Tim Geithner said he was working night and day on Obama’s rescue plan, “because we know how directly the future of our economy depends on it.”
But as our old friend Marc Faber points out,
neither Mr. Geithner, Mr. Bernanke, nor any of the men who rule us, seems to have any idea what they are talking about. As Chairman of the New York Fed, writes Faber, Mr. Geithner “did not seem to ‘know’, in the period preceding the crisis, how the future of the economy depends on a sound financial system!”
Faber goes on to explain that not only did the key players fail to understand what was going on – when it was obvious to him, us and millions of others –
they then misdiagnosed the problem and prescribed the wrong treatment. They thought it was a liquidity crisis; so they threw billions in cash at dying institutions.
At every step of the way, the feds have been clueless, hopeless, and defenseless. It was the feds who lent money at negative real interest rates for more than 5 years. It was the feds who pretended to “regulate” and “control” the marketplace… claiming to protect investors from fraud and malfeasance. It was the feds who licensed the banks… set banking standards… blessed derivatives because they “distributed risk more widely” (Greenspan)… urged people to buy adjustable rate mortgages (Greenspan again)… praised sub-prime lending because it encouraged home ownership… and even told consumers to “go out and buy an SUV” in order to give the economy a boost (Fed governor Robert Tier).

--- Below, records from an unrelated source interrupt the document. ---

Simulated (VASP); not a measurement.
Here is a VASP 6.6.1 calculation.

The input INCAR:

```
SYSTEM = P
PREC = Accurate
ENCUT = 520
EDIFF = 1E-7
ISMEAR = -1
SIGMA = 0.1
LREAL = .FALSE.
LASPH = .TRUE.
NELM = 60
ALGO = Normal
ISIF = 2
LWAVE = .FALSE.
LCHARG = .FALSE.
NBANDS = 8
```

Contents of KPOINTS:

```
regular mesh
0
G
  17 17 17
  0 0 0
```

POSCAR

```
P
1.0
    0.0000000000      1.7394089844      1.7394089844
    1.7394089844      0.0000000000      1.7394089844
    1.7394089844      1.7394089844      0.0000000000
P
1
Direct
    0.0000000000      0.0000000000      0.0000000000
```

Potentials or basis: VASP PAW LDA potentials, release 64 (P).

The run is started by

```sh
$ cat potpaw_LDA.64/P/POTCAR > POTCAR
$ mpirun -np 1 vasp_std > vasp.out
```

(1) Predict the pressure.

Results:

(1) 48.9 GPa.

The feds piled up the tinder… poured on the gasoline… and lit the match. And now, what do you know… they’ve all joined the fire department!
A reply from a reader who is on the money:
Faber makes a point that is missed by the mainstream media. They keep treating Geitner, Fed officials and politicians as competent even though they all missed the signs. At the same time, the Austrian School economists managed to see it coming and explain what would happen and why. Sadly, the public is being asked to accept the failures as saviours and is being told to ignore the individuals who got it right because these individuals prescribe actions that are not popular. So instead of choosing the Harding approach, which was painful but got the country out of trouble by ensuring that the market would liquidate malinvestments the Obama administration is being cheered on for choosing the Hoover/FDR way of meddling, which turned a normal depression into a great one that lasted for more than a decade.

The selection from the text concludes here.